JSON Push Protocol¶
The JSON Push protocol is an HTTP-based protocol that uses POST requests to perfom incremental or full data syncs across to an HTTP endpoint. It supports splitting up the data into smaller batches, so that not all the data have to be sent in a single request.
The protocol is supported by the http_endpoint source and the json sink. This protocol can be used by microservices and other clients to send entities.
Requests¶
The following HTTP request parameters are supported:
Parameter |
Description |
---|---|
sequence_id |
A string token that is generated every time the data sync is started. Included in all requests. |
is_full |
A boolean. Has the value |
request_id |
A string token that is generated for every request. Included in all requests. |
previous_request_id |
A string token referencing the request_id of the previous request. Included in all but the first request. |
is_first |
A boolean. Included in the first request with the value |
is_last |
A boolean. Included in the last request with the value |
The HTTP body is JSON data which will always be in the form of a JSON array even if it is a single entity. The serialisation of entities as JSON is described in more detail here.
If the sequence_id is not the same as the one that is currently active, then it will replace the active one (full sync only). Only a single sequence_id should be active at any time. A sequence id goes out of scope when the ‘is_last=true’ request parameter is given. Note that an incremental request does not affect the active sequence.
Conflicts¶
When doing an incremental sync the request parameters can silently be ignored and the entities should be accepted.
The HTTP server should recognize these cases as conflicting when doing a full data sync:
The
previous_request_id
does not match with the request_id of the previous request. Return ‘409 Conflict’.The value of
is_full
is not the same as in the previous request of the same sequence. Return ‘409 Conflict’.The
is_first
request parameter is true when we know that it is not the first request in the active sequence. Return ‘409 Conflict’.
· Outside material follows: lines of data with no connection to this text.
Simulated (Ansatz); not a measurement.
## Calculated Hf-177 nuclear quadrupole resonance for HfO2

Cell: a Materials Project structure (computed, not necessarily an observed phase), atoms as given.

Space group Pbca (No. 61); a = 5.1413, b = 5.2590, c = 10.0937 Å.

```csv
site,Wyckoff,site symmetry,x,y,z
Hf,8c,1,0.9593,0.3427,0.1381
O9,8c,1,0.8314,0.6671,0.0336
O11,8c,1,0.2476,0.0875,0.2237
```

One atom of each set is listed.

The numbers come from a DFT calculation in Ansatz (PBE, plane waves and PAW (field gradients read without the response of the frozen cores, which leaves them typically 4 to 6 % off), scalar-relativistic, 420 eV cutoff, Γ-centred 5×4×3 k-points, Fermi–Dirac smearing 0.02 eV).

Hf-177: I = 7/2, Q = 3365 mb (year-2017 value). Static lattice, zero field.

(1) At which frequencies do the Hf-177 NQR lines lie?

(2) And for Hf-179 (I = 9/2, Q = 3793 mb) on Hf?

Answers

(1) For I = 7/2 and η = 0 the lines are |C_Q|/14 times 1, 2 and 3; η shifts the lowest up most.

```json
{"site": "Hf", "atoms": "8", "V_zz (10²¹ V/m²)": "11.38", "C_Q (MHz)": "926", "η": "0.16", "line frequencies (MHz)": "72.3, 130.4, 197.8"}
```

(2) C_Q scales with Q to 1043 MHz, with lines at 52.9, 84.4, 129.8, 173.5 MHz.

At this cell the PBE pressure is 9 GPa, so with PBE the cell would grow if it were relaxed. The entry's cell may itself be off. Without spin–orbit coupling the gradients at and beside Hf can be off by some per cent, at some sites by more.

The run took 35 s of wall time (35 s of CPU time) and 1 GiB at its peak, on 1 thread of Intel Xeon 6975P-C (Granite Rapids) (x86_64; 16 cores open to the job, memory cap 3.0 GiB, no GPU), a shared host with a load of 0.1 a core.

If the JSON Push Sink receives a 409 Conflict
response code, then it
must stop the active sync, and try again later. It should start from
the beginning with a new sequence if it was a full data sync.
Examples¶
This section contains three examples that illustrates how you can use
the JSON push protocol to push data to Sesam using incremental and
full syncs. The examples use the curl
command line utility.
Our examples all use the following pipe which sets up a receiver endpoint that we can use to push our JSON entities to:
$ cat pipe.json
{
"_id": "myendpoint",
"type": "pipe",
"source": {
"type": "http_endpoint"
},
"sink": {
"type": "dataset",
"dataset": "mydataset"
}
}
To use the curl
command to communicate with Sesam we need a JWT
token for authorization. We’ll add the JWT authorization header to an
environment variable to make this easier:
export AUTH_HEADER="Authorization: bearer YOUR-JWT-TOKEN"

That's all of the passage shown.